The siren calls for protectionism can be heard once again in some parts of Indian industry. In interviews to the Business Standard newspaper last week, several business leaders, such as Rahul Bajaj, Anil Agarwal, Sajjan Jindal, Harsh Goenka, and Harsh Pati Singhania, have called for policies that would, in effect, roll back the trade reforms that integrated India into the world economy after 1991. The Narendra Modi government must not heed such advice.
The current buzz brings backs memories of the Bombay Club that criticized the economic reforms unleashed by the P.V. Narasimha Rao government, arguing that the rapid opening up of the Indian economy would hurt domestic industry since it suffered from poor infrastructure, high domestic taxes, and expensive loans. Internal reforms should precede external reforms. There were also fears that making it easier for foreign companies to invest in India would lead to acquisitions rather than new industrial capacity.
The escalating trade war sparked off by the brinkmanship of US President Donald Trump is the primary reason why domestic protectionist sentiment has reared its head again. Many Indian businessmen argue that India also has to face unfair competition from Chinese imports, a valid concern given how China uses trade policy as an arm of strategic expansion. However, issues such as Chinese dumping should be sorted out at the World Trade Organisation rather than through unilateral action such as higher taxes on imports.
The economics of protectionism is all wrong. Most economists across the ideological spectrum agree that free trade increases human welfare. A prosperous autarky is a contradiction in terms—the real world is not like Wakanda, the fictitious country in the recent Black Panther movie, that magically manages to have prosperity as well as advanced technology despite having no trade with the rest of the world.

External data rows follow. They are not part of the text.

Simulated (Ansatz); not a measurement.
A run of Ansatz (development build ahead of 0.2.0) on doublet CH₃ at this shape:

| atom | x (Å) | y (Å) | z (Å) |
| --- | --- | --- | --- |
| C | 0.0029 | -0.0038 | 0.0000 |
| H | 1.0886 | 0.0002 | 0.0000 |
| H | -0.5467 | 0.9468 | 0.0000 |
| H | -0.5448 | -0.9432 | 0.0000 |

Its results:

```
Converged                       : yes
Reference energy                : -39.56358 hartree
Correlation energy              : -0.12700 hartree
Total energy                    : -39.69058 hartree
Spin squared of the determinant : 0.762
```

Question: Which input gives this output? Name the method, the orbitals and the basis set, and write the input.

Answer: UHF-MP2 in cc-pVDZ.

Production in our times is done through global supply chains that move intermediate goods (or inputs) across national borders with immense ease. This is radically different from the earlier variants of global trade where trade in finished goods dominated. The strategic necessity right now is to figure out how India can plug into these global supply chains rather than losing out further through higher tariff walls.
There is no doubt that India runs a large trade deficit with the rest of the world. However, it is a misconception that this deficit can be reduced by raising trade barriers. The English economist Abba P. Lerner had shown several decades ago that an import tax, in effect, is a tax on exports—as India painfully learnt during its several decades of autarky after independence. High import taxes led to an inefficient industrial structure that was not capable of exporting to a booming world economy. In fact, the large Indian trade deficit is better explained by the excess of domestic investment over domestic savings.
Two other popular misconceptions also need to be answered. First, India is now an active trading nation that will get hurt in case there is an escalating sequence of retaliatory tariffs. Its ratio of trade to gross domestic product is even higher than that of China. Second, India needs to sell to the rest of the world to maintain demand for what its factories produce. The global economy is expected to grow by $5 trillion in 2018, while the economic expansion in India is expected to add $176 billion to output.
There will continue to be specific cases where protectionism can be justified for reasons of national interest. The case of technology platforms with network effects is an issue that policy thinkers across the world are still trying to grapple with. These should be treated as exceptions rather than as a reason for a wider retreat into the cocoon. Retaliation may seem impressive on paper, but economic history tells us that tit-for-tat protectionist strategies not only hurt every country in the 1930s but also led the way to World War II. As the brilliant Joan Robinson—a caustic critic of most mainstream economics—put it, you should not throw rocks into your harbour just because your trading partner has thrown rocks into his harbour.
India has been one of the clear beneficiaries of the second wave of globalization—average incomes have increased, millions have emerged out of poverty and the country has acquired global economic heft. There are still immense challenges that need rapid economic growth as well as employment generation in the next three decades, and internal reforms to make domestic industry more competitive should be the preferred response. Protectionism is not the way to achieve core national goals.
In other words, India does not need a version 2.0 of the Bombay Club.